However, many issues that I have faced during various data quality centric implementations prompt me to write something on it.
A close friend of mine lives in the address “27/2 Ariff Road” which is not very far from my home. When I visited her last, out of my curiosity, I took a tour of the entire Ariff Road and looked at the addresses written on the surrounding houses and shops.
So when the postal system was put in place, the numbers were assigned in some order. But subsequently new houses were built and house-holds/families got split requiring separate addresses. Second observation is crucial here. Like in many places, in this part of the country too, the system of joint family (extended family) was prevailing. Obviously they required large houses. But with the passage of time, this system changed and some of the family member moved out while some others continued to live under the same roof but built separate dwelling units. Some of them rented out a portion of their premises. A significant number of these old houses are now sold to the real estate developers and promoter who are building multi-storied apartments. And the entire system is becoming complicated.
There are a few places (Bangalore or Bangaluru is one of those) where the entire area is divided by main roads running in one direction and cross roads running perpendicular to it. An address in such a place is described by the nearest main and cross road information besides the house name/number.
Marking an address by these (or some of these) is found in the planned cities in the country. Addresses in Chandigarh (capital of two neighboring states as well as a union territory itself) contain sector information.
In Salt lake area (a suburb of Kolkata), the entire region is divided into sectors. There are blocks in each sector and plots in each block. So a typical address here looks like:
“Plot Y 14, Block – EP, Sector 5 Salt Lake”
Few months back, I took a tour of the city Kolkata. My intention was to observe the addresses on the houses I come across. In one area, I saw a number of shops with the same name
“Laxminarayan Jewelers”. Sometimes I noticed a little variation “Laxminarayan & Sons”. These shops were located in the basement of a huge building.
It took a few weeks for me to find out the history behind this. Someone called “Laxminarayan” established a shop many years ago. But his sons got separated and started their own business under the same roof but as different entities. They all bore matching names and addresses (addresses differed by a number like UNO 1 55 XYZ Road, UNO 2 55 XYZ Road etc.)
Last month I took a new telephone connection. In the process, one executive from this telecom company called me to verify/cross-check the address that I provided in the application. She repeatedly asked for a landmark near my house.
While profiling addresses in India, rampant usage of landmark information is noticed. Some of the identifiers for landmark are “Near”, “Opposite to”, “Behind”, “Beside”, “Next to” and not to forget “Diagonally Opposite to”
Look at this address - Office Space 2 & 5, Paramount Complex, Navelim, Goa – 403707. It is a commercial address that points to a shop. This shop, however, is spread across two shopping units in the same floor of a shopping complex.

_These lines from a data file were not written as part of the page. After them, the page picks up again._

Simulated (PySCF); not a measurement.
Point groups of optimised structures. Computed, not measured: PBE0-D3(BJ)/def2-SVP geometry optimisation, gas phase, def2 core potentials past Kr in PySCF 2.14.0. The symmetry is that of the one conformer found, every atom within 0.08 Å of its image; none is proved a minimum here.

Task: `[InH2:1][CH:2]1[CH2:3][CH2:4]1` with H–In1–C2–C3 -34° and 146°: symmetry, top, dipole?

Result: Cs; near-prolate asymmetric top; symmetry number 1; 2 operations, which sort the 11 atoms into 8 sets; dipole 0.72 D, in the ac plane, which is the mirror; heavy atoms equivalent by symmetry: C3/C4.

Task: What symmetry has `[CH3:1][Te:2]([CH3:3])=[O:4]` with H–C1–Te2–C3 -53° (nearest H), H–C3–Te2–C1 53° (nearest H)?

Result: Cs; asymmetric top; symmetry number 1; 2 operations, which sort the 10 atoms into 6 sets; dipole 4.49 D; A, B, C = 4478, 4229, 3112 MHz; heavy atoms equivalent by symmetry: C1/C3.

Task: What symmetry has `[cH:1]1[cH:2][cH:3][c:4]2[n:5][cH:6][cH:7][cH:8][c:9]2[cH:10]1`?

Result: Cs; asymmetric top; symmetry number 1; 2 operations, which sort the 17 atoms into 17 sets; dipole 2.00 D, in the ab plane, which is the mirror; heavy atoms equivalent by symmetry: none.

This possess a serious challenge for address parsing as we need to have multiple fields for containing similar information like two fields for apartment number, two fields for street number etc.
Many Indian addresses and esp. the ones from rural areas begin with a personal name. Usually the name of the head of the family is mentioned in the addresses. Many times, post men, in these areas, know people by the name and in-case the letter is addressed to someone else in the family who is not known to the post man, the letter gets delayed. This is the primary reason for using the name of the head of the family in the address. Most popular keyword to identify such names is C/O or “care of”.
There are other variations of C/O where the exact relation is mentioned like “or S/O or son of”, “D/O or daughter of”, “M/O or mother of” etc.
Goa is a famous tourist spot in India. There is another equally interesting fact surrounding this place. India was dominated by the British for over two hundred years. Goa, on the other hand, was dominated by the Portuguese for over four hundred years. India got its independence in 1947 but the operation “Vijay” was carried out by Indian army in 1961 to liberate Goa.
Names including individual names as well as name of places/buildings/roads in this place sometimes follow the Portuguese style.
Here one can find a street named “18th. June Road”
Now another controversy and debate is going on regarding renaming these streets and buildings!
Usage of roman digits is abundant in Indian addresses. Consider the address:
“C-1 295/296 Rohini Sector-11 Near Bay Japanese Park Back Of welcome Hotel”. In addresses like this, Sector-11 sometimes written as Sector – XI (or Sec XI). Usually sector numbers in Indian addresses at times, are written using roman digits.
Yesterday evening, I was walking down a street named “Camac Street”. When I was looking at a new sign board which displaying another name for this famous street, one my friend happened to call me and asked me where I was. I said “Abanindranath Thakur Sarani” and he expressed his concerns that I was in a weird place. I had to tell him that the new name for the “Camac Street”, according to the Kolkata Municipal Corporation, was “Abanindranath Thakur Sarani” to settle things!
Places in India are slowly coming out of its colonial structure and conventions and as a part of this, renaming things is a commonplace now. For this reason, cities like “Bombay” has renamed as “Mumbai” or “Madras” has become “Chennai” and the list continues. Well... “Kolkata” is no different here. Few years back, this city was known as “Calcutta”. It seems that my state “West Bengal” will soon become “Pashchimbanga”.
Also, the postal department has introduced new postal code (or PIN code) numbers recently. PIN code of the place where I live is 700136. Some of the courier companies refused to deliver packages to my residence initially as they were using the old number 700059
How about this address? “Old No 160, New No 111,6th Street Extension, 100 Feet Road, Gandhipuram”
Many addresses in this country contains one or two locations. An example will be:
“36, Arakashan Road, Ram Nagar, Paharganj, Diagonally Opposite to New Delhi Railway Station”
This address points to a commercial place in “Paharganj” area of “New Delhi” (capital of India). It also says that the place is in “Ram Nagar” area which is located in “Paharganj”. Usually the first location encountered when the address is read (from left to right) is located within the second location mentioned in the address.
An example will be:
“8A/48, W.E.A. Channa Market, Karol Bagh, Behind Pusa Road”
Look at the business address: “C/O Star Investments, OPP. Head Post Office Panjim, Tiswadi – 403001”
This address does not contain a street name and number and yet a valid address i.e. addressee can be reached using the postal service.
Most of addresses such as the above can be written in multiple ways which are apparently not similar.